How often do you lose your way? It's easy enough to get lost on the highway or in the forest, but what about your path through life? You would think that regarding a matter so important -- our life's mission or purpose -- we would stay constantly focused. But it seems that much of the time, we don't.

I know I find myself frequently off track with what I consider my life's work. Sometimes the detours are small, and I can easily find my way back. Other times, I discover that I have somehow wandered far from the path, and getting myself headed in the right direction again can be a struggle.

Yesterday, I was looking at a lengthy list of to-do's that all needed to be accomplished before the end of the month. The list was far too long to tackle, so I cut it down to what needed to happen in the next couple of days. When I discovered it was still too long to possibly complete in the time available, an alarm bell rang. I've been in this place before, and luckily, I recognized it. Too long a to-do list is a signpost informing me that I'm off track in life. Even though I was sure I knew my way this time, somehow I'd gotten lost again.

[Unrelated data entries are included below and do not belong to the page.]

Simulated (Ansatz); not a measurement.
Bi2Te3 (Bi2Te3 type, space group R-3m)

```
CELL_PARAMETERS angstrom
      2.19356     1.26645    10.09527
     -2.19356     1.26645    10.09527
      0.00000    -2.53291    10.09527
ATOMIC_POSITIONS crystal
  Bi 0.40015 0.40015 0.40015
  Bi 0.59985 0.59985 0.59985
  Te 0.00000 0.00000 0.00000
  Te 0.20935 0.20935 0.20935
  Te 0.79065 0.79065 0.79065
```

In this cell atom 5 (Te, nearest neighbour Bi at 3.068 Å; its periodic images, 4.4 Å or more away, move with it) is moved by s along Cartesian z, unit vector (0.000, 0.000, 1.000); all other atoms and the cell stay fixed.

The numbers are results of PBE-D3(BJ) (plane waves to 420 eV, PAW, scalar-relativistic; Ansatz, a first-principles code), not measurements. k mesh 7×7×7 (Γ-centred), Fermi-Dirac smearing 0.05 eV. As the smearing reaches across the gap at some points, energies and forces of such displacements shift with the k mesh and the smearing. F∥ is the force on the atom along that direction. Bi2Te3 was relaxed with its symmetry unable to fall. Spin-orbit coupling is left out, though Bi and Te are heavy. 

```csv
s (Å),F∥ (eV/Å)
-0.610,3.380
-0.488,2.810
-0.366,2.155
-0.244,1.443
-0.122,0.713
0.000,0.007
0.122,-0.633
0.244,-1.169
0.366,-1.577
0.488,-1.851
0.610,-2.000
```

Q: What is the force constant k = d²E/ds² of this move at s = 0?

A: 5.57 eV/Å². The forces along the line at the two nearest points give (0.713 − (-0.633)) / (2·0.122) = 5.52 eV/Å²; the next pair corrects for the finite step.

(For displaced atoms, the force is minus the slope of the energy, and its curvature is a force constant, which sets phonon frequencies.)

Your personal signpost for this place may be different, but if you look carefully, you'll identify it. Perhaps it is sleeplessness or bad dreams that let you know you've taken a wrong turn. Or you find yourself avoiding things you "should" be doing by watching TV or surfing the web. Or a loved one tells you that you seem unusually irritable or sad.

Once you know that you are lost, how do you find your way back? I recently asked some readers of this blog for their ideas about how to return to a purposeful path once you have wandered away. Here are some of their suggestions:

o Make a plan for what you're trying to do. Then you can refer to it and see where you need to go next.
o Get back in touch with your initial vision or passion -- read what you wrote about it, or go back to the spot where you last experienced it.
o Do just one thing that will point you in the direction of your mission.
o Connect with others who you believe have a similar vision.
o Seek out a role model or mentor to inspire you -- someone you know or someone you've heard of.
o Start a group where you are the leader and your followers will keep you on track.

For me, struggling with my mile-long to-do list, I started by asking how many of the items listed there were "on purpose." It turns out that very few of them were. I don't mean that they got on my list by accident or someone else's request -- I had chosen them all. But only a small percentage of what I had chosen was relevant to my true mission in life. The rest were a collection of shoulds, nice-to-have's, and the result of old habits I keep trying to outgrow.

After deleting a big chunk of the off-purpose tasks and moving some of the on-purpose items to the top, I felt much more on track. At least for the moment -- I'll probably have to do the same thing again a month from now.